For microstructural characterization of both undeformed (as-received material) and deformed specimens, a Leitz Orthoplan light microscope (LM) and a Jeol JSM-6460LV scanning electron microscope (SEM) were employed. The specimens were prepared by the conventional metallographic technique, which consisted of cutting, multi-stage grinding, polishing and etching. The etching was performed using 2% Nital (solution of nitric acid in ethanol). In order to eliminate the effect of electron charging and obtain a clear SEM image, the etched samples were coated with gold in a BAL-TEC SCD 005 vacuum evaporator for 90 s. A total of 5 randomly selected samples (one undeformed and one for each degree of deformation) were analyzed by SEM.
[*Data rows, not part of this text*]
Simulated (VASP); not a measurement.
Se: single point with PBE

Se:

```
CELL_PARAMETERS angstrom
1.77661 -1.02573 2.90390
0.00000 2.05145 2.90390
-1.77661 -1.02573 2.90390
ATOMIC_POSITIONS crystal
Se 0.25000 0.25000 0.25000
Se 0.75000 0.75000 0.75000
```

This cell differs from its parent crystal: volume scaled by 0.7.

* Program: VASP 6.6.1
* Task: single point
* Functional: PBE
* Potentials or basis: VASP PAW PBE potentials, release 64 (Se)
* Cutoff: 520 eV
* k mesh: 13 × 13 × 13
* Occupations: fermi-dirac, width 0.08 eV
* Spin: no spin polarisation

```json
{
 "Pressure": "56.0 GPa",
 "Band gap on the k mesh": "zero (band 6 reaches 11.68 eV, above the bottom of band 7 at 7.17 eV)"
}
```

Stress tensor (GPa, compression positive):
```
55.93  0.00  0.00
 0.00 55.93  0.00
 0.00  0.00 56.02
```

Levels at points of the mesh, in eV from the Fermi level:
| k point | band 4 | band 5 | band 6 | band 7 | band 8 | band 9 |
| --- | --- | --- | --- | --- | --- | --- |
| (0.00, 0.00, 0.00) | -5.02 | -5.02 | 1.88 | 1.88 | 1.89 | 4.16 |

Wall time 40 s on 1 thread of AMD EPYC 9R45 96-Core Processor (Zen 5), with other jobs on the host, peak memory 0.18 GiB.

The SEM analysis for the quantification of the microstructural damage was performed according to the plan shown in Figure 2, which was defined on the basis of the results of previous research dealing with the influence of the stress–strain state on crack initiation and development during forming operations [9,39,40,41]. Bearing in mind that the stress–strain state in a specimen during free upsetting is symmetric about the vertical axis (z), the SEM analysis was performed only for one half of the longitudinal cross section of each sample. The testing area covered a narrow area around the equatorial plane and was divided into two sections. The section closer to the free surface (Section I in Figure 2) was a “critical” zone, where a large strain gradient (the rate at which strain changes throughout the cross section of the specimen) was expected. Therefore, a fine mesh, i.e., a large number of testing points was selected to capture the proper strain distribution and evolution of the microstructure in this section. For all samples the length of Section I was the same (7 mm, measured from the free surface). This section was further divided into four subdomains with the following lengths: 1.5 mm (Zone I), 1.5 mm (Zone II), 2 mm (Zone III) and 2 mm (Zone IV). In contrast, the SEM analysis of the central part of the specimen (Section II in Figure 2) was performed only for a few points (M and S) since there was a very low strain gradient in this section. The length of Section II in Figure 2 varied from sample to sample (depending on the strain value) but the positions of testing points M and S relative to the axis of symmetry (CL) were identical. JmicroVision software was used to quantify the microstructural defects in pearlite colonies.

3. Results and Discussion

3.1. Overview of the Microstructures

The microstructure of the undeformed sample at different magnifications is shown in Figure 3 and Figure 4. It consists of ferrite grains (40%) and lamellar pearlite colonies (60%), according to ASTM E562. In addition, a small quantity of non-metallic inclusions (elongated and spheroidal) can be observed in the metal base (Figure 4). The size of the ferrite grains was size 8 (according to ASTM E112), which corresponds to a mean size of 22 µm, and the corresponding size for the pearlite colony was 6, which is equivalent to a mean size of 44 µm. The microstructure for the undeformed sample in Figure 4b shows the cementite lamellae with an arbitrary orientation with respect to the longitudinal axis of the sample (direction of the arrow). It should be noted that this axis also coincides with the compression direction (for all the SEM images shown in this paper the vertical axis is parallel to the load direction).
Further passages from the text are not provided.